Thankfully, Kirby Smart and his offensive coordinator Todd Monken are no Lane Kiffin. They’re averaging 36 points/game, but Auburn held them to 27.
The Bulldogs had a bit of a QB roller coaster this offseason, as Wake Forest grad transfer and sure lock to win the Heisman Jamie Newman decided to opt out of the season and their other transfer, JT Daniels from USC, still isn’t ready to play from his injury last year.
They started some dude named D’Wan Mathis against Arkansas, and, well, it was awful. They moved to some guys named Stetson Bennett IV by halftime, and Bennett has been at the forefront of the team ever since. Once a 2-star prospect that walked on at Georgia, Bennett left for the JUCO ranks, gained a star in the recruiting services, and came back to the Bulldogs in the 2019 class.
He’s by no means the focal point of the offense, but Bennett has been a steady enough player at QB to keep the offense moving, completing 63% of his passes for 8.2 yards per attempt without an interception. He’s got a very strong preference for throwing slants, seams and square in routes, but tends to avoid stuff towards the sidelines and has not shown much consistency (though not a total lack of ability) in being able to hit throws downfield.
He’s also quick on his feet and is good for 3-4 designed QB carries per game.
At wide receiver, Kearis Jackson is the go-to target on most any down. The 6’0” sophomore is a do-everything guy who can beat a man deep down field, take a screen pass, or work out of the slot. He’s got 3x as many yards as the next highest receiver, and he’s right at 40% of the production of the entire passing game.
George Pickens is the big receiver on the sideline that is mainly used in backshoulder fades and deep balls. He’s only at 87 yards so far this year, and hasn’t yet lived up to the expectations placed on him as a 5-star recruit in 2019. The same could be said of senior Demetris Robertson, another 5-star recruit that famously played recruiting games all the way until signing day and ultimately picking Georgia over Alabama.
Freshman Jermaine Burton is another guy to look out for as a guy who excels at breaking tackles on screen passes.
The Bulldogs have a couple of giant tight ends in Tre’ McKitty and John FitzPatrick who play regularly and have 6 catches between them. Again, most of that is on quick slants and seams up the middle.
The real engine of this offense, though, is the running game. Zamir White Has 300 yards on 54 attempts with 4 touchdowns this season, and Kirby Smart has no qualms slamming him right up the gut of the defense over and over and over. He’s spelled by the speedy Kenny McIntosh, who’s used in sort of the old Kenyan Drake role as a change-of-pace receiving back. Finally, true freshman Kendall Milton will come in for a drive to give White a break at times.

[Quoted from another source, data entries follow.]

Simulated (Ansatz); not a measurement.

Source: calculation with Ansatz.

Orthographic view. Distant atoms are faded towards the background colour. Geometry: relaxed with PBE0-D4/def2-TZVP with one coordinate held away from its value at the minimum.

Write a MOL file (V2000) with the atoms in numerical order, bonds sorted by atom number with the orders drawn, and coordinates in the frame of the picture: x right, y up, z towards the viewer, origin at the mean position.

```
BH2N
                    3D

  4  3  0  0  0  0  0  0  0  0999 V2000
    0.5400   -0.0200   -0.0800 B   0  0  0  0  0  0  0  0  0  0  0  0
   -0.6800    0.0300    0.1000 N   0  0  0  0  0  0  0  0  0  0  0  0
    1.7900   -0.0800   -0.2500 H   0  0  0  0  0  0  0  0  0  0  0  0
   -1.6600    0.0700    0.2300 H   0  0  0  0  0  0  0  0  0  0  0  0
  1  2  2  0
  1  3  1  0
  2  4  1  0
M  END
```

While the Alabama offense and the Georgia defense will be a clash of the Titans, the matchup on the other side of things is a bit of a wet noodle fight. While Georgia’s offense has been... okay... They’ve struggled with consistently run or pass blocking, and are averaging less the 4 yards per carry despite trying to feature the run game. And while Bennett has thus far done well at avoiding sacks and throwing the ball away, he’s under plenty of duress during the game.
Alabama’s defensive line played exceptionally against Missouri, but struggled mightily against the senior-laden A&M offensive line and against Ole Miss’s misdirection. A more straightforward match against Georgia’s line might be just the key to getting them back on track.
Alabama’s outside corners should also have no problem with George Pickens or really anyone on the outside. Don’t expect too much in the way of the deep ball.
The biggest issue for Alabama will be what plagued them the last two weeks: the seams. If the Tide safeties don’t fix their issues, then Bennett is going to throw to Kearis Jackson and the tight ends across the middle all game long, and will happily toss some checkdowns to McIntosh out of the backfield. Plus, the Tide defense struggled to tackle Matt Corral in the backfield, and Bennett will likely give them similar issues with his agility.
I don’t expect this offense to totally stun the Tide defense like Ole Miss did, but they have plenty of talent and just the type of QB that tends to give Alabama problems. I’d ultimately expect them to score in the high 20s to low 30s.